Is now the time to buy a holiday home?

There’s nothing like a blast of sunshine to make us dream about buying a seaside retreat or bolt-hole in the countryside. And though sales – and prices – are on the up again, making the dream a reality might just be an affordable proposition

Thu, Jul 31, 2014, 01:00

A spell of good weather invariably sets minds drifting to the possibility of owning, rather than renting, a holiday home. And anecdotal evidence is pointing to the first pick-up in the market for some years, albeit from a very low base.

With cash on deposit earning so little due to record low interest rates, and a boost in Dublin prices offering homeowners based in the capital a comforting rise in equity in their principal homes, it seems that more people are taking the plunge.

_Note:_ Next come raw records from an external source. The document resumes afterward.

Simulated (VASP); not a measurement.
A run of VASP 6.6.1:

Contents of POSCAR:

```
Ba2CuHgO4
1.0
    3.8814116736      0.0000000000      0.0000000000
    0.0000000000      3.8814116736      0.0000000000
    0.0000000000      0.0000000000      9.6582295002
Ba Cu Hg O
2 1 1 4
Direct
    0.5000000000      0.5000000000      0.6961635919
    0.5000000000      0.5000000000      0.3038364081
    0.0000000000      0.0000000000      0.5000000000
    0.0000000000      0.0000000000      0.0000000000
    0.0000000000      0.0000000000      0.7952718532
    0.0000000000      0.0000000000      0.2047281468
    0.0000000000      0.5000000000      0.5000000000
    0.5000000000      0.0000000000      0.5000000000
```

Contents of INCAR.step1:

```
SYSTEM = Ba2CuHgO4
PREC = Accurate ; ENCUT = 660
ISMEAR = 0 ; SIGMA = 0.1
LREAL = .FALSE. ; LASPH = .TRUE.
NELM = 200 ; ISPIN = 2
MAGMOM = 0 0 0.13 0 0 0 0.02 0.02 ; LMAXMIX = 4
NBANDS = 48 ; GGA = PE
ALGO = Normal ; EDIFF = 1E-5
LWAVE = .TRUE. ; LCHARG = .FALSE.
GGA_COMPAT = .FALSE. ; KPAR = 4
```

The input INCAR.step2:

Typically, it’s Irish families from nearby towns or the larger urban areas that are looking to purchase by the sea, with ex-pats also featuring.

So, what can a prospective coastal bolt-hole buyer now expect to pay for a modest holiday home?



While there may be more activity in holiday homes in Connemara this year, prices have not yet started to recover.

According to Sinead O’Sullivan of Matt O’Sullivan Auctioneers in Clifden, property prices have fallen by between 50-70 per cent in Connemara, and by 70 per cent “in most cases”.

“The stronger the view, the more it will have kept its value,” she says.

Where once you could have expected to spend about €400,000 for a three-bed holiday home in Cleggan or Ballyconneely, now the average price is between €180,000 and €220,000, says O’Sullivan.

As with elsewhere, O’Sullivan notes that, “most of the buyers are Irish, or Irish abroad, with some from the UK”.

Traditional cottages, on the market for between €90,000 and €100,000 and needing work, are still popular, and it’s mostly private sales in the area, with the odd bank sale.

Recently a two-bed apartment in Clifden town went on the market at €60,000 but, according to O’Sullivan, interest from nine bidders pushed the sale price up to €90,000. Elsewhere, two two-bed apartments on Market Lane in Clifden recently sold for €50,000 and €44,000 apiece.

“There are always bargains. People should inquire if they see something they like. You never know,” advises O’Sulllivan.


Just 30 minutes from south Dublin, Brittas Bay has long been a popular spot with holidaymakers from the capital. Catherine O’Reilly of Sherry FitzGerald in Wicklow town says there has been “more interest in holiday homes” from Dublin buyers this year.

Prices have dropped by as much as 70 per cent in the area, which means that you can now buy a three-bed property in Brittas Bay village for about €150,000, or for between €180,000 and €220,000 in nearby Brittas Bay Park. This is a far cry from the boom years when O’Reilly recalls selling a house in Brittas Bay village for €522,000.

Mobile homes are also still popular. At Potters Point, for example, you can get a four-bedroom mobile home, with direct access to the beach, for €85,000 (on a 24-year lease).



Further down the coast in Wexford, a recovery in Dublin house prices is fuelling an upturn in activity, as buyers put their cash saving into a second property. Colum Murphy of Kehoe & Associates has sold more holiday homes this year than in the previous two years combined.

Areas in demand include Rosslare Strand and Curracloe but prices have yet to move off the bottom, with typical holiday homes starting from about €90,000, as opposed to the high of more than €200,000.